Everything in Its Place: Benchmarking Spatial Intelligence of Text-to-Image Models
- •Alibaba introduces SpatialGenEval benchmark with 1,230 prompts to test spatial reasoning in text-to-image models.
- •Evaluation of 21 leading models reveals significant failures in higher-order tasks like occlusion and causality.
- •Fine-tuning models on the new SpatialT2I dataset yielded consistent performance gains up to 5.7%.
Current text-to-image models often produce breathtaking visuals that crumble under close scrutiny of spatial logic. While they can render a 'cat on a mat,' they frequently struggle with 'a cat hiding behind a box where only its ears are visible,' failing to grasp the nuances of depth and physical interaction. To bridge this gap, researchers from Alibaba-inc have developed SpatialGenEval, a rigorous benchmark—a standardized test used to compare performance—designed to probe the spatial intelligence of these systems across 1,230 information-dense prompts.
The benchmark moves beyond simple object placement, challenging models with complex scenarios involving occlusion (objects blocking each other) and causality. After evaluating 21 leading state-of-the-art (SOTA) models, the researchers confirmed a significant bottleneck: even the most advanced systems struggle with higher-order spatial reasoning. The study suggests that current training data lacks the descriptive depth needed for models to learn how physical objects truly occupy three-dimensional space.

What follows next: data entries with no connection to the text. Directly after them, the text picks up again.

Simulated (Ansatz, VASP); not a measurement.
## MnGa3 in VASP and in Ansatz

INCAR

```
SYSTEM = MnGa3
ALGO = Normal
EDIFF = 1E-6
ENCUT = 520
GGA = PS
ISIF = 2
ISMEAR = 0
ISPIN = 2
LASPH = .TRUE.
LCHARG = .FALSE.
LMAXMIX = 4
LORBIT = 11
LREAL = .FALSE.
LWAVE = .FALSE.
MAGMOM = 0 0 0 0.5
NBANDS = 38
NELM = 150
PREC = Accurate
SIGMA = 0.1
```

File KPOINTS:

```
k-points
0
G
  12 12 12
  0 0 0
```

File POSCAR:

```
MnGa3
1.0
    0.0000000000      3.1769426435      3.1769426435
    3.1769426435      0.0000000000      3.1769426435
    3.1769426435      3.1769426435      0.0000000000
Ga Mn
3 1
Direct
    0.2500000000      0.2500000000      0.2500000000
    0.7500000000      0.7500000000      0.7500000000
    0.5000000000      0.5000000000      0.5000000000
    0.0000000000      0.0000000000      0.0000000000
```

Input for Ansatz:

To solve this, the team also released SpatialT2I, a dataset of 15,400 high-quality text-image pairs. By fine-tuning foundation models—pre-trained models used as a starting point for specialized tasks—such as Stable Diffusion-XL, which are part of a broader class of Multimodal AI, they achieved measurable improvements in spatial accuracy. This data-centric approach indicates that spatial intelligence is not just an architectural challenge but a matter of providing models with more precise, spatially-aware descriptions during the training process.